State and Uncivil Society in Thailand

Puangthong R. Pawakapan, State and Uncivil Society in Thailand at the Temple of Preah Vihear

Singapore: Institute of Southeast Asian Studies.

Pp. xiv, 125; tables, maps, notes, bibliography, index.

Reviewed by Volker Grabowsky.

Instead of being a place for peace, meditation, contemplation and prayer, the ancient Khmer temple of Prasat Preah Vihear (Phra Wihan, to the Thai) has become in recent years the object of political dispute and even military clashes between two ASEAN members: Thailand and Cambodia. The short book by Thai historian Puangthong Pawakapan is a welcome addition to the growing corpus of literature on the temple dispute which has been produced since the controversial decision by UNESCO in July 2008 to inscribe Preah Vihear on its World Heritage list. The author, who is Associate Professor in the International Relations Department of Chulalongkorn University’s Faculty of Political Science, is most qualified to write on this subject as she has in the past conducted extensive research on Thai-Cambodian relations.The main purpose of this well-written book, however, is not only to provide a comprehensive overview of the historical background of the conflict but also to analyse the actions, strategy, and objectives of the campaign of Thailand’s People’s Alliance for Democracy (PAD) to exploit the border conflict for its own anti-Thaksin agenda.

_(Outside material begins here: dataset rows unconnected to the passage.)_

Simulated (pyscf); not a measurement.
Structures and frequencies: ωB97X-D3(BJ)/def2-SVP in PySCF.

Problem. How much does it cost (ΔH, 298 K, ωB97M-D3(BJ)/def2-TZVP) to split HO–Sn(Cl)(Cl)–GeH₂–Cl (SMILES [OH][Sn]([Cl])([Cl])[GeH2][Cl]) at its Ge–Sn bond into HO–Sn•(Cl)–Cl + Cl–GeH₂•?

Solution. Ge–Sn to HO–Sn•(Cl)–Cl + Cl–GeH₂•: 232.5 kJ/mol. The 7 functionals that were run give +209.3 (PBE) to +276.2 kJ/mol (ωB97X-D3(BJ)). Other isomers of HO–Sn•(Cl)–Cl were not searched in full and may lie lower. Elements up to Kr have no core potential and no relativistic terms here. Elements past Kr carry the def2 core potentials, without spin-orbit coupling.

The PAD, also known as the Yellow Shirt movement, is seen in State and Uncivil Society in Thailand as the stakeholder mainly responsible for sowing seeds of hatred between Thais and Cambodians and derailing the successful economic and political cooperation between the two countries in the 2000–2008 period. The PAD is portrayed as an ultra-nationalist social movement supported by various civic groups and institutions, mainly in the Thai capital Bangkok. In the first of four chapters the author tries to conceptionalize the term “uncivil society” as an appropriate characterization of movements such as the PAD whose behaviour and ideology run contrary to democratic principles. Puangthong argues, correctly in my view, that “the exclusion of certain organisations from the definition of civil society is theoretically untenable because all social movements and organisations, even the Ku Klux Klan, claim that their actions are right and legitimate” (page 9). It is also a matter of fact that the same “civil movement” might be considered a progressive force when fighting communist regimes or other authoritarian dictatorships and viewed as reactionary when opposing a democratically elected government, “even though its confrontational tactics may have been the same all along” (ibid.). The author tries to overcome this contradiction by defining “uncivil society” as a sub-set of “civil society”.